Open amitpendharkar opened 3 months ago
Hi, thanks for looking into it. The max cpus is a good approximate for normal sized machines. If we are using a large machine with 48+ cores I can see where this could start trashing the machine.
MDIO takes the following environment variable to control number of CPUs used in ingestion: MDIO__IMPORT__CPU_COUNT
.
I propose, instead of changing the default, you should set this value based on your machine.
We noticed this issue only after we saw some random ingestion failures. Out of two similar files, one fails and other other succeeds. The failed one would sometimes succeed if re-submitted multiple times. This causes loss of time in production.
I believe setting the value to 80% of available logical cpus would take care of the issue. It would also leave some room to other processes (like opentelemetry) to run.
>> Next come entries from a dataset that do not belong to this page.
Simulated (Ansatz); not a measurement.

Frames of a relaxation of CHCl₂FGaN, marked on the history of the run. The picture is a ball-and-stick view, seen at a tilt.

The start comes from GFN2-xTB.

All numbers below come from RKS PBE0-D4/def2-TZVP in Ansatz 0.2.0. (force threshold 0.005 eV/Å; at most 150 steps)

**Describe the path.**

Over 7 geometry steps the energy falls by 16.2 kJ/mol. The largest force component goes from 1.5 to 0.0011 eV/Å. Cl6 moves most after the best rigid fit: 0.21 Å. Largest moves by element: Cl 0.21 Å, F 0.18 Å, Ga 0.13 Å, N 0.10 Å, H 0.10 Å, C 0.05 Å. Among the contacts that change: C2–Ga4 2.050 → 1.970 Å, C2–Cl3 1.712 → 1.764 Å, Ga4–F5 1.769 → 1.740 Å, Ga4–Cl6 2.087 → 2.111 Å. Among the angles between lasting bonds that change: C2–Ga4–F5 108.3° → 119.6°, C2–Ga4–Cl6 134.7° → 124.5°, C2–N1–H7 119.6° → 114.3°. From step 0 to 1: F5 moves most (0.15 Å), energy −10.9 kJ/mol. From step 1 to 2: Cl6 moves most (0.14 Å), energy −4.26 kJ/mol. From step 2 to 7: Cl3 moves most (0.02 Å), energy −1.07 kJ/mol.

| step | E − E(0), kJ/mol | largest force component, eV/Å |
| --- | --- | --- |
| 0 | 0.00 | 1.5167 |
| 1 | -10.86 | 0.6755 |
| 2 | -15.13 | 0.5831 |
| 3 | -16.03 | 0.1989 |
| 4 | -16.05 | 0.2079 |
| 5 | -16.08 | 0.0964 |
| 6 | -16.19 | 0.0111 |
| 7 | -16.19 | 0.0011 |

I believe, setting MDIO_IMPORT_CPUT_COUNT
when pod get's launched makes things really unclear. One would not know why it's only using few resources. Coming up with right value for MDIO_IMPORT_CPUT_COUNT
is also difficult.
Also, setting MDIO_IMPORT_CPUT_COUNT
should not be the norm. It should be a one off thing.
We can make
default_cpus = cpu_count(logical=False)
below and other such places.
https://github.com/TGSAI/mdio-python/blob/14757936e914589283233dedd9f55f87b1a95a6f/src/mdio/segy/blocked_io.py#L40
FYI: We routinely use 48+ core machines in production
I will update here with some benchmarking results to validate the change.
Issue:
ProcessPoolExecutor
spawns the processes based on max_workers argument. Total number of logical cpus are currently used as default value for max_workers https://github.com/TGSAI/mdio-python/blob/14757936e914589283233dedd9f55f87b1a95a6f/src/mdio/segy/blocked_io.py#L124This spawns too many processes. Based of the size of the segy file, resource contention and context switching bogs the machine down and eventually the run get's terminated.
Suggested solution: Make default value of max_workers as either number of cores or limit it to 80% of available logical cpus.(discuss)